<While Asia's share of world population may continue to hover around 55 percent through the next century, Europe's portion has declined sharply and could drop even more during the 21st century. Africa and Latin America each would gain part of Europe's portion. By 2100, Africa is expected to capture the greatest share >
Shades, such predictions are silly. A decade ago, I was raving that populations would implode because women around the world were choosing not to have children, but nearly everyone was still going on about the catastrophic human population explosion leading to Malthusian poverty, starvation and environmental destruction.
Predictions such as Africa's population in 2100 are similarly badly based.
For a start, women there will probably decide not to have children too. Plus there is an AIDS catastrophe underway. 100 years from now is a longgg time away and a LOT can go wrong. Avian flu or the like could kill off a third of the world's population. The four horses of the apocalypse are not old and retired, just resting.
The developed world has got lots of people. The transition underway is to quality, not quantity. One quality person can do a million times as much as 1000 low quality people. Irwin Jacobs and a bunch of his QUALCOMM buddies can invent CDMA and change the world's communication system, creating mobile cyberspace out of thin air. I could spend 1000 years on it and wouldn't come up with the goods and at least I've heard of Fourier Transforms and even done some. People who can barely count simply cannot make it happen, no matter how many of them there are.

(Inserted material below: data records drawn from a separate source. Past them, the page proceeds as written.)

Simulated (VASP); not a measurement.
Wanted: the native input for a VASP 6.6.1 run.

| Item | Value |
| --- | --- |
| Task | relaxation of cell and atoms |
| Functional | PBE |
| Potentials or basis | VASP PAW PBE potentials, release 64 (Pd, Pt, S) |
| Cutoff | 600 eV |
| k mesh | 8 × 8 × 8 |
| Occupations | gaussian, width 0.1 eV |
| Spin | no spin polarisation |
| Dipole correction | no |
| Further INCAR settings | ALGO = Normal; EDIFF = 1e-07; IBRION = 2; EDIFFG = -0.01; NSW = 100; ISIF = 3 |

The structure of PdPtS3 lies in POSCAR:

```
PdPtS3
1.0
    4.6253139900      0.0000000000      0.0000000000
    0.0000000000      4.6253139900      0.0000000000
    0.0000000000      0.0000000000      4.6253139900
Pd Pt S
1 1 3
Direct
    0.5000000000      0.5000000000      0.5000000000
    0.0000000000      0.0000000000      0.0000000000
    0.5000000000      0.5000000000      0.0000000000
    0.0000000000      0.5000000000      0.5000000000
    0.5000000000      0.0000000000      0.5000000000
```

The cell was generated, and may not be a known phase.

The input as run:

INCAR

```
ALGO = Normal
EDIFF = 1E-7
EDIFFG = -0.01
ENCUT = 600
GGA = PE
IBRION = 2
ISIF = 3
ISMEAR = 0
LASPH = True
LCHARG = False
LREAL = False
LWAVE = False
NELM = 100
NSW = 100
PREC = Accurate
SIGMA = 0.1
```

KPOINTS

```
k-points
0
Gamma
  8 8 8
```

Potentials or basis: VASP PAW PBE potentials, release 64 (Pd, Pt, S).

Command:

There is currently a bit of an obsession with democracy and the old Christian idea of human universality, as though humans are fungible state serfs. They are not. One billion Africans are qualitatively different from one billion Asians.
The name of the game now is quality, not quantity. Quantity was great for political and military power when territory, wealth and power were acquired by lining up the most young men in serried rank and file with sword, spear and bow and arrow.